There are sixteen books in the Mitch Rapp series, upon which this film is based. Sixteen. That's a lot of pages. A lot of stories to be told. I've never read them, nor did I know there was even a sequel to the original book I keep seeing all over my local Target, but if a book series has lasted that long, surely they're doing something right. Surely, out of the thousands of trees those books have killed, there's a solid story somewhere. Alas, if there is, it fails to find its way to the big screen. Whatever it was that was translated into American Assassin, the title of the eleventh book released but the first chronologically, it sure as hell doesn't do the popularity of the book justice. Let's just hope those other fifteen books remain out of Hollywood's hands. James Bond, this is not.
It needs to be said that the casting in this movie is, without a doubt, its strongest aspect. Of all the primary roles, there's no weak link. Dylan O'Brian brings a lot of sympathy and emotional depth to his character, especially during an intense and unrelenting opening shootout, and he's matched perfectly with Michael Keaton (who I'll get more into in just a moment). Even the occasionally under appreciated/occasionally dreadful Taylor Kitsch gives a solid performance here. None of them are at any fault. They're out here doing their best, attempting to get a new franchise off the ground while yelling viciously into each other's ears. It's just the rest of the film that's complete garbage.
Heck, even the assassin subplot is dropped. Yes, that's the right. This film is titled American ASSASSIN, and yet there's very little assassinating. There's more spying, taking photos and talking to different dudes in suits than there is action. Granted, the assassin training montage does have some fun moments while it lasts, but it all skims past so fast with virtually no character development whatsoever. Tension and rivalry is constantly set up between Mitch and his fellow trainees, but the supporting characters aren't even given a name. A brief scene in augmented reality shows potential for what this film could've been, but it then decides to spend a quarter of its runtime torturing Michael Keaton's character instead.
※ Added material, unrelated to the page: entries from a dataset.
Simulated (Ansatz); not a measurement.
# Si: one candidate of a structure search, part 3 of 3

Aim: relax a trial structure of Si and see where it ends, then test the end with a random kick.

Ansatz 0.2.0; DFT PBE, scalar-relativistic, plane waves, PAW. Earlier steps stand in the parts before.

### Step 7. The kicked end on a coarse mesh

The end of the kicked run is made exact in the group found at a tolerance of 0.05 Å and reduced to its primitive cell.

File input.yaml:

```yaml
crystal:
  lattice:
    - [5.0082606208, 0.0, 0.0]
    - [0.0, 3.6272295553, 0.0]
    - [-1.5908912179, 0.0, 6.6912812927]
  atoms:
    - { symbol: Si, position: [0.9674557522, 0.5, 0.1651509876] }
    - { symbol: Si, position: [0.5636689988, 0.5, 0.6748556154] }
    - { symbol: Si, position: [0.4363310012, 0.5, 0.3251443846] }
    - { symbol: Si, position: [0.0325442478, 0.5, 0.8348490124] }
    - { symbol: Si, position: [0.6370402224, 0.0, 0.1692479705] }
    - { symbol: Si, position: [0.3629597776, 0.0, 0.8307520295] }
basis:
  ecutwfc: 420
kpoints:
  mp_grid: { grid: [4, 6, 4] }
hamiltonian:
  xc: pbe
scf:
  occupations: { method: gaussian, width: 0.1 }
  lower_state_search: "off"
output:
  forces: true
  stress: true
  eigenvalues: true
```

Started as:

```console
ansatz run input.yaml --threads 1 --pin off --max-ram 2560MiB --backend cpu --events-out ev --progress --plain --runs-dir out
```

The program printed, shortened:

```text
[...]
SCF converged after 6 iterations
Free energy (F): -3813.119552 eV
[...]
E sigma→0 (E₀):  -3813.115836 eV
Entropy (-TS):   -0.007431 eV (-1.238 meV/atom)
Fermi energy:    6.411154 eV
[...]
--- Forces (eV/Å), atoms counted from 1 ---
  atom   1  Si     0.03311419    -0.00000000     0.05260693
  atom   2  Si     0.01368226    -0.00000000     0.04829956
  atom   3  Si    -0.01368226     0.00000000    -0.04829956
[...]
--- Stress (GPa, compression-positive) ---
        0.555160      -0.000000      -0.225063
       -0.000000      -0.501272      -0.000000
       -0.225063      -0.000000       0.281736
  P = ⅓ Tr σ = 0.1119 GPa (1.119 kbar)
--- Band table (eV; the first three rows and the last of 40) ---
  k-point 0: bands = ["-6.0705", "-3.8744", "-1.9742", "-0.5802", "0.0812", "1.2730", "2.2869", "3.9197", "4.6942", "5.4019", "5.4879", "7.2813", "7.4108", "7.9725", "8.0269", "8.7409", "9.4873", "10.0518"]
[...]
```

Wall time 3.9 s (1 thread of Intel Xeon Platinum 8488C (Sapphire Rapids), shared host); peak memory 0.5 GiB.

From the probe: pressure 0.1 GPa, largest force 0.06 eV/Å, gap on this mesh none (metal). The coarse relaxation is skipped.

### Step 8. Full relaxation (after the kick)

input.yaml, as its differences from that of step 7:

Worst of all, you just don't care for the characters either, making the 111-minute runtime feel never-ending. Michael Keaton plays a dick for the sake of being a dick. You're meant to hate him, but ultimately learn to love him, yet everyone just forgives him for the sake of forgiving him. It's never earned. He doesn't have an arc, there's just one forced onto him. And for the sake of not spoiling the movie, I won't point out this second character's name, but they were severely underdeveloped in all the worst ways. They go from the good side to the bad side to maybe the good side again but also definitely the bad side, forced to team up with Mitch for a showdown that feels like it should be emotional but certainly is not. Their character infuriated me.